I’m not a gun aficionado. I suppose, in a way, that my father and my brother were. But I’m definitely not. I haven’t fired a weapon in more than a decade; I haven’t been hunting since I was a teenager. I have no objection to guns and hunting; I just do different things.
The other day, though — was it in Texas? perhaps even (oddly) at the entrance to the Alamo? — I saw a sign indicating that I was entering a “gun-free zone.”
I think such signs are unwise. Imprudent.
I don’t necessarily advocate packing heat, or that churches be bristling with concealed weapons. Certainly I’ve never taken a gun to church.
But the sign that I saw the other day disturbed me.
Good people, seeing such a sign, will probably comply. People carrying guns with an intent to do harm surely won’t.
And what that means is that would-be killers can enter a theater, or a church, or a school secure in the knowledge that nobody there will be able to fire back. They’ll have unconstrained leisure to murder defenseless people for as long as it takes the police to arrive.
I think such monsters should be left in uncertainty. Might there be somebody here who can fire back? Maybe even somebody with real skill? Might I be killed within minutes or even seconds of opening fire?
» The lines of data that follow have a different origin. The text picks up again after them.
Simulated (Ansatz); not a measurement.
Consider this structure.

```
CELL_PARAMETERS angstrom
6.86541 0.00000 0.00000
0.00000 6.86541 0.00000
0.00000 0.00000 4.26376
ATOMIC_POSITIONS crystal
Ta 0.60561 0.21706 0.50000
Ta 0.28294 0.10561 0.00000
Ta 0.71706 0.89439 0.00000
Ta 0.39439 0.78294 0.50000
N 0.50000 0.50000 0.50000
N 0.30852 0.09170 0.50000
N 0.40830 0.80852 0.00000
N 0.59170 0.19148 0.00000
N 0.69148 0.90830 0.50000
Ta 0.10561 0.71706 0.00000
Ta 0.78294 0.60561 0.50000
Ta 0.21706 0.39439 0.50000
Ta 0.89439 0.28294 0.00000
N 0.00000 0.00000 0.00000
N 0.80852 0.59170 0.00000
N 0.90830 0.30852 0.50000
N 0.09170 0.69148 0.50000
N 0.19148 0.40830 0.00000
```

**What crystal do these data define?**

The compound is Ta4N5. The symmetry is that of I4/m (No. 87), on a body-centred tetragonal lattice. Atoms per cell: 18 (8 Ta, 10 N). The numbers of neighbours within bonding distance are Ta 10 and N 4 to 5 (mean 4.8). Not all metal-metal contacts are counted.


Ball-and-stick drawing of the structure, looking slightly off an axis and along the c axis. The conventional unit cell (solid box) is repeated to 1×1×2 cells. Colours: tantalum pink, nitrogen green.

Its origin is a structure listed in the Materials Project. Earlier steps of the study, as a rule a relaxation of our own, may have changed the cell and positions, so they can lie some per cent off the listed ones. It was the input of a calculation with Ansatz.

Barry Goldwater was once asked if he really would have used atomic bombs against North Vietnam. Probably not, he responded. But, he continued, why assure the enemy that you won’t? Let them wonder! Let them worry!
The horrific killing of nine people at that church in Charleston, South Carolina — in an area of the city that I actually know just a bit, since one of my sons lived in Charleston for a while (and loved it) — has brought this matter back to my thoughts.